On the plane back from Germany, I finished a book I had started some time ago and then set aside, Bruce Bawer‘s While Europe Slept: How Radical Islam Is Destroying the West from Within. It’s a pretty upsetting book, mainly because of quote after quote after quote from European intellectuals and politicians whose policy toward the assault on their lives and freedoms by radical Islamists is preemptive surrender.
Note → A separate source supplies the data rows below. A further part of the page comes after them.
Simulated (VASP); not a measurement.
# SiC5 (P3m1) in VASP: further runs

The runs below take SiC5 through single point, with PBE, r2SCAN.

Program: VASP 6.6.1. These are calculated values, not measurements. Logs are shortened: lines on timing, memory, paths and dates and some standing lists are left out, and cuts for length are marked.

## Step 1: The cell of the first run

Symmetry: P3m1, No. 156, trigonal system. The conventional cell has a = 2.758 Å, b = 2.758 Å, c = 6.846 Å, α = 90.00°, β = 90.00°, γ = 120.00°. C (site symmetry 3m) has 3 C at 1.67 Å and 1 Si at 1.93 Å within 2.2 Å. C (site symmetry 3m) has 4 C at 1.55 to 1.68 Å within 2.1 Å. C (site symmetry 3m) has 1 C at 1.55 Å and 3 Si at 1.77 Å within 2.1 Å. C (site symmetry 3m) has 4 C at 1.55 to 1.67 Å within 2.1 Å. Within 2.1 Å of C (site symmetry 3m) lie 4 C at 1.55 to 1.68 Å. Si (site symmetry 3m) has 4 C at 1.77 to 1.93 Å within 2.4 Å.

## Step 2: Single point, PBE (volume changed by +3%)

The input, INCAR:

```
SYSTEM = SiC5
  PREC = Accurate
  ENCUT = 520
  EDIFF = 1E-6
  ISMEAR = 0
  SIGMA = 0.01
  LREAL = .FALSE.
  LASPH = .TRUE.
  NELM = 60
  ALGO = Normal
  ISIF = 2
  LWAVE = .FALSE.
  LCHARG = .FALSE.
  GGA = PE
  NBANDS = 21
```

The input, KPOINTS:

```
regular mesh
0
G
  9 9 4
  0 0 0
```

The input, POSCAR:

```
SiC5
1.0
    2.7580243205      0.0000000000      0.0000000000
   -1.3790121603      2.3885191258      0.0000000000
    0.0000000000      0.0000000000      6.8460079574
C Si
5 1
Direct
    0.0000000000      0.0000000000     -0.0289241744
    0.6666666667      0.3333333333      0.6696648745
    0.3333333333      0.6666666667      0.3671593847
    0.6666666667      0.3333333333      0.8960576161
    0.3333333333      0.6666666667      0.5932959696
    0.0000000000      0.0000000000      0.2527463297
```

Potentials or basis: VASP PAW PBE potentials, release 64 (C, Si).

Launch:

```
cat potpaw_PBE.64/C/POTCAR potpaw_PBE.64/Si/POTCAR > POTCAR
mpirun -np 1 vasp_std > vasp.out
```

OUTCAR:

As I read the book, I got an unexpected sample of the preemptive surrender mentality from the couple next to me. They were two of those typically middle American travelers who insist on introducing themselves to you and starting up a conversation. Such people usually don’t annoy me and sometimes the conversation even turns out to be worthwhile. Not in this case. When they noticed that I had several books on Islamic and Middle Eastern thought and history (I’m not counting Bawer’s book), they asked me why I was reading them. I told them a little about my colleagues and our work in Arabic to promote individual rights, religious freedom, freedom of trade, and other classical liberal principles in the Middle East. I gave the example of what we had published on the Danish cartoon controversy and how my friend Zainab al-Suwaij explained the idea and practice of freedom of the press. “Well,” commented the woman, “one lesson we all have to learn from that event is to be more sensitive.” I was astonished. People who live in free societies have to be more “sensitive” about what may or may not be printed, because others are offended and will try to kill them! I told her that she had it exactly backward, that it was the offended who had to learn to be less sensitive and not to use violence against those who express opinions they don’t like. Her husband piped in that “we don’t really have a free press, anyway,” an inane remark that was followed by an inane story of a trip he’d taken as a teenager through Communist-ruled Eastern Europe, which he had seen wasn’t so bad. The western press, after all, had printed nothing but propaganda with all those stories about “oppression” under communism. I asked if he had been taken on his government-supervised tour to visit any of the slave labor camps in the Gulag, or to visit the deportees in remote parts of Siberia or Kazakhstan, or the people whose parents were taken out and shot under Stalin, or those who had been shot trying to get over the Wall, or the professors of literature or mathematics who were imprisoned for dangerous views and then reassigned to work as boiler-room operators.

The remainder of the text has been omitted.